R&B star R. Kelly was charged with 10 counts of aggravated criminal sexual abuse Friday in Chicago.
Some of the charges stem from a newly discovered video found by attorney Michael Avenatti that allegedly shows Kelly having sex with a 14-year-old girl, according to a copy of the indictment obtained by USA TODAY.
A no-bail arrest warrant for Kelly has been issued by a Chicago judge, The Associated Press reported. No-bail arrest warrants don’t necessarily mean the defendant won’t eventually be offered bail once appearing in court to answer the charges.
Kelly’s first court date is scheduled for March 8.

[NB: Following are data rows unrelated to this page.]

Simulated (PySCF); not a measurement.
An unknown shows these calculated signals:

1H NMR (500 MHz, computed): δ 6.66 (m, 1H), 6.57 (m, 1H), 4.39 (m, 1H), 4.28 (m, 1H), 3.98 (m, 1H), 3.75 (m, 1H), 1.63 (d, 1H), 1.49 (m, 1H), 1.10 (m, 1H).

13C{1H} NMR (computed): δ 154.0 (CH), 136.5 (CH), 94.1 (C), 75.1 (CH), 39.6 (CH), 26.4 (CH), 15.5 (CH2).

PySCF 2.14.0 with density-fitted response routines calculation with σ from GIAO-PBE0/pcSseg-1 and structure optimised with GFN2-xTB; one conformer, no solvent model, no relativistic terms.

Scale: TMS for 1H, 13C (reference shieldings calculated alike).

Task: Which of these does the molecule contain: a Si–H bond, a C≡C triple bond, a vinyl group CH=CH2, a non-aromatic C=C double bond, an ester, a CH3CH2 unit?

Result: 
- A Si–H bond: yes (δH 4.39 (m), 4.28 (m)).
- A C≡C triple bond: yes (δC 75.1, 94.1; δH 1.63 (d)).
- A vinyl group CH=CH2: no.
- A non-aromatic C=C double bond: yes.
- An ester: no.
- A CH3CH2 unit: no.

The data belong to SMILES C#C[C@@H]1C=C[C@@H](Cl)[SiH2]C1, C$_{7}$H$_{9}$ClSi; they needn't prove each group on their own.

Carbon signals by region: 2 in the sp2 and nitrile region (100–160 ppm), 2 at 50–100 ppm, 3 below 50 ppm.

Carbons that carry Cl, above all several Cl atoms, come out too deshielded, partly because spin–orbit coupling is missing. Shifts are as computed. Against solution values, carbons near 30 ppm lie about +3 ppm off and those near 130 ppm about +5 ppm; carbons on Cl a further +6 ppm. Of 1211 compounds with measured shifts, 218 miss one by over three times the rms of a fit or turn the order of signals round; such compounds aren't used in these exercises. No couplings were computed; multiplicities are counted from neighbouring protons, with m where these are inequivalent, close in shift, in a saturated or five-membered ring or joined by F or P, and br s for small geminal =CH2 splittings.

The court documents show the charges against Kelly involve multiple victims dating back to at least 1998. Four victims are listed, including at least three between the ages of 13 and 17. The victims are listed only by initials in the document.
Cook County State’s Attorney Kim Foxx scheduled a press conference in Chicago to discuss the charges at 3 p.m. ET. Avenatti is holding a news conference immediately after, he said on Twitter.
Avenatti, who remained quiet throughout his 10-month “investigation” of Kelly on behalf of multiple clients, responded to the indictment on Twitter, proclaiming, “After 25 years of serial sexual abuse and assault of underage girls, the day of reckoning for R Kelly has arrived.”
After 25 years of serial sexual abuse and assault of underage girls, the day of reckoning for R Kelly has arrived.
— Michael Avenatti (@MichaelAvenatti) February 22, 2019
Gerald Griggs, an Atlanta lawyer who represents the parents of a woman they believe is being held against her will as a member of Kelly’s alleged “sex cult,” celebrated the indictment and predicted more would be forthcoming soon from “multiple jurisdictions” around the country.
“This is just the beginning of the charges,” Griggs said. Kelly also is under investigation in Fulton County, Ga., and by the U.S. Attorney’s office in the Eastern District of New York, he said.
“Hopefully, with the swift arrest of Kelly, our clients will be able to make unfettered contact with (their daughter) and get her home and the counseling and the help she needs,” Griggs told USA TODAY.